David Baty in conversation with
Ally is a musician, making a living from recording and live performance. Alongside the health emergency, the lockdown created a major challenge to the livelihoods of people in the creative industries. We chart tensions between the health crisis, personal experience of lockdown and the unfolding impact on life and work.
26 weeks: reflection
As I re-read the conversations from the last 26 weeks, I realised how important contemporaneous records are – not just what we thought and felt, but also how we were framing hopes and fears for the future at that moment in time. The memory of that cast-forward seems more quickly lost than that of actual events at the time.
At the beginning there was a brief element of optimism, which I shared – but that faded quickly. As time progressed, I took from the conversations the importance of going for what can be done, as opposed to dwelling on what can’t. The summer provided some respite, however just eight weeks ago we reflected that the end to this crisis did not seem likely and wondered whether we risked repeating what we did in March: “is this bullshit optimism or do we now have better systems in place? Time will tell”.
Time did indeed tell, and the relative freedoms of the summer already seem a long way away.
For me personally, living online felt very limiting and I missed the buzz of proper involvement with the external environment – concerts, exhibitions, going out to socialise – I realise that’s where I get my energy from. So it’s time to reset: how and where to build and sustain richer engagement through to the spring and beyond? The 26 Weeks project itself has provided some clues, offering a connection to a wide range of experiences and individual stories of courage and fortitude. The conversations have presented an antidote to a flattened virtual world.
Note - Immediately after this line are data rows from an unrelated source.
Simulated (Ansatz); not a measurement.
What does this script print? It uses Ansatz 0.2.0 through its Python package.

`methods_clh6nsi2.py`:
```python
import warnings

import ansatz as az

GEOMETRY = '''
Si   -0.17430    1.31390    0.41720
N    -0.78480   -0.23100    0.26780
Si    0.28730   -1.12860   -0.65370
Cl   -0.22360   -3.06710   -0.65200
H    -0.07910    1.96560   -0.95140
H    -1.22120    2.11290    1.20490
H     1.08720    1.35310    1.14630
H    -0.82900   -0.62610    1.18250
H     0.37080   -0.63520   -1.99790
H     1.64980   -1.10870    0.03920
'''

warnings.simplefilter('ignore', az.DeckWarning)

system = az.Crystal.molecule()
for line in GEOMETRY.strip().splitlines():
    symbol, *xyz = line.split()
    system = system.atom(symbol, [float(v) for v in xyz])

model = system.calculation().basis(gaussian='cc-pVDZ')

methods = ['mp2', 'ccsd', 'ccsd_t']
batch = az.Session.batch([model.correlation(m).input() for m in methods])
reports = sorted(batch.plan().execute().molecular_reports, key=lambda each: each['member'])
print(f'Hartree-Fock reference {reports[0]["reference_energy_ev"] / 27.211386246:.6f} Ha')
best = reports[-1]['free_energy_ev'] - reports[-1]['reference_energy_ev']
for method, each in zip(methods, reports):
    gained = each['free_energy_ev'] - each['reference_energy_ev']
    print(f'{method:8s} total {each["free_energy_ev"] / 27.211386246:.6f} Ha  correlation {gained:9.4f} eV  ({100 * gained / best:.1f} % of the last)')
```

It will be a difficult winter. It will also have a long legacy. Looking ahead there is already significant, and probably lasting, damage to employment prospects for many. Our conversation started to focus on some serious challenges for the younger generation of the workforce in particular. These problems are not going to be addressed quickly.
We also connected with the impact across the creative industries; it may not top the headlines, but it’s sad to reflect that some who have trained over years for careers as musicians, and other creative and technical professionals, may not be able to continue. From the point of view of businesses operating in the sector, there also remains a serious risk to the viability of smaller festivals, theatres and other arts venues.
For me overall, this experience has amplified the importance of conversation and connection. The health, economic, and social impact of the current crisis remain the priorities but with a long haul ahead of us, we need to stay close to what makes us human. Especially during continued restrictions, finding creative ways of maintaining engagement between ourselves as individuals, and with arts, music, sports or other external events, will be an essential part of our mental health and well-being. It will also be vital to people trying to keep hold of their careers and livelihoods.